I have drunk beer at home that’s sometimes too strong for comfort and made with the addition of ingredients usually found in a greengrocer’s rather than a brewery.
I sampled recently an imperial stout brewed with beetroot alongside the basic materials. I prefer to take my five-a-day in cooked rather than liquid form.
In North Hertfordshire I dropped into the Cricketers in the village of Weston near Baldock, greeted by a traditional red ball on the pub sign. As a devotee of the summer game and a long-retired wicket keeper, I prefer the traditional version to modern white ball off shoots.
The pub pays homage to the game with a collection of autographed bats, cartoons of local teams and a photo of Ian Botham in his pomp. And the wicket on the bar offered the choice of Tring Brewery’s Side Pocket and Woodforde’s Wherry.
I drink Side Pocket regularly in pubs further south in Hertfordshire but it’s some time since I sampled Wherry from Norfolk. Over the years, Woodforde’s has won many awards for its beers, including Supreme Champion Beer of Britain for Wherry in 1996.
As you would expect in the grain basket of England, Wherry (3.8%) is brewed with the finest Maris Otter malting barley and the hops are English and Styrian Goldings. A dab of crystal malt gives the beer its appealing bronze colour.
The beer has a fruity aroma balanced by grassy and spicy hops and a digestive biscuit note from the malt. The palate and finish are a superb blend of malt, hops and tart fruit and the end result is a beer that’s wonderfully refreshing.
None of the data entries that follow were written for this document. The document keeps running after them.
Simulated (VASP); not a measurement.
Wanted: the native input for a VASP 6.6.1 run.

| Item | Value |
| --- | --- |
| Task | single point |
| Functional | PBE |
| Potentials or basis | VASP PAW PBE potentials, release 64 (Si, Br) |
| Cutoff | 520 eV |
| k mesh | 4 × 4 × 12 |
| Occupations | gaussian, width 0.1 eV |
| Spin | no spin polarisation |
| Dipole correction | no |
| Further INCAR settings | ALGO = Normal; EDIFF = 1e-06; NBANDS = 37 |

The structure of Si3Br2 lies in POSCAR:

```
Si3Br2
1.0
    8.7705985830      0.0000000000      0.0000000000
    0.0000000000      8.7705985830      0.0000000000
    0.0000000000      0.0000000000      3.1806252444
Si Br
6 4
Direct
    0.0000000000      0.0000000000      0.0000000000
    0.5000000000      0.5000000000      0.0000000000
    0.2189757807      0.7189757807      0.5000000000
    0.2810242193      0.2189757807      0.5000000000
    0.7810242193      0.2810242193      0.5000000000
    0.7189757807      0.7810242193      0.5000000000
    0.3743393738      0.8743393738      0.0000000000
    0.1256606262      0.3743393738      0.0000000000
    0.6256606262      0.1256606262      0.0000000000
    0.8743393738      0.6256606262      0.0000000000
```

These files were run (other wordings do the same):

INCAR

I had a similar drinking experience in Swindon where I was visiting Arkell’s Brewery, which is celebrating its 180th anniversary this year. The brothers Alex and George Arkell, head brewer and pubs estate director respectively, took me to a new pub, the Strawberry Thief, which was built for the Royal Jubilee last year.
It takes its name from a fabric designed by William Morris in the 19th century and which is used in abundance in the spacious pub. I nuzzled a pint of Arkell’s leading beer, 3B (4%), first brewed in 1910 with a name meaning Best British Bitter.
In common with Woodforde’s Wherry, 3B is brewed with Maris Otter sourced from Warminster Maltings and Fuggles and Goldings whole hops. It has an amber/bronze colour and a rich freshly-baked bread and peppery hops aroma. A touch of fruit appears on the palate and finish, balancing juicy malt and spicy hops.
Once again, it’s an unfussy, quenching and harmonious pint of English bitter. And to add to the pleasure, there are plans to lay a full-size cricket pitch alongside the pub.
Back home in St Albans I was able to introduce a visiting American friend to the Robin Hood pub and another joy of the beer world, Harvey’s Sussex Best (4%), on sale in the Robin Hood. It’s brewed with Maris Otter and Pipkin malts and no fewer than four English hops: Bramling Cross, Fuggles, Goldings and Progress. Head brewer Miles Jenner says the blend of ingredients allows him to play “fine tunes” in his brew house. Miles, you are the Beethoven of beer.
IN FEBRUARY I asked whether the award-winning Bree Louise pub at London Euston had to die. It was closed and demolished in 2018 to make way for HS2, the grotesquely over-budget and absurdly delayed new train line to Birmingham and the north.
At the time, the government refused to put a year on when Euston would become the terminus for HS2. But now we’re told it might be ready in the 2040s while government minister Michael Gove says he can’t guarantee Euston will ever be the terminus.
This means the Bree Louise could have carried on serving a great range of cask beers and cider for several more years, if not in perpetuity. But Craig and Karen Douglas, the licensees, were driven out by the wrecker’s ball and lost not only their pub but also their home, as they lived on the premises.
They’re now living in Dorset and are understandably cynical about the future of HS2. Craig thinks the line will never start from Euston and the area where his pub stood will become expensive private housing.
Scandalously, five years following their eviction, Craig and Karen have still to receive any compensation for their loss. And those of us who love good pubs and fine ale are losers, too.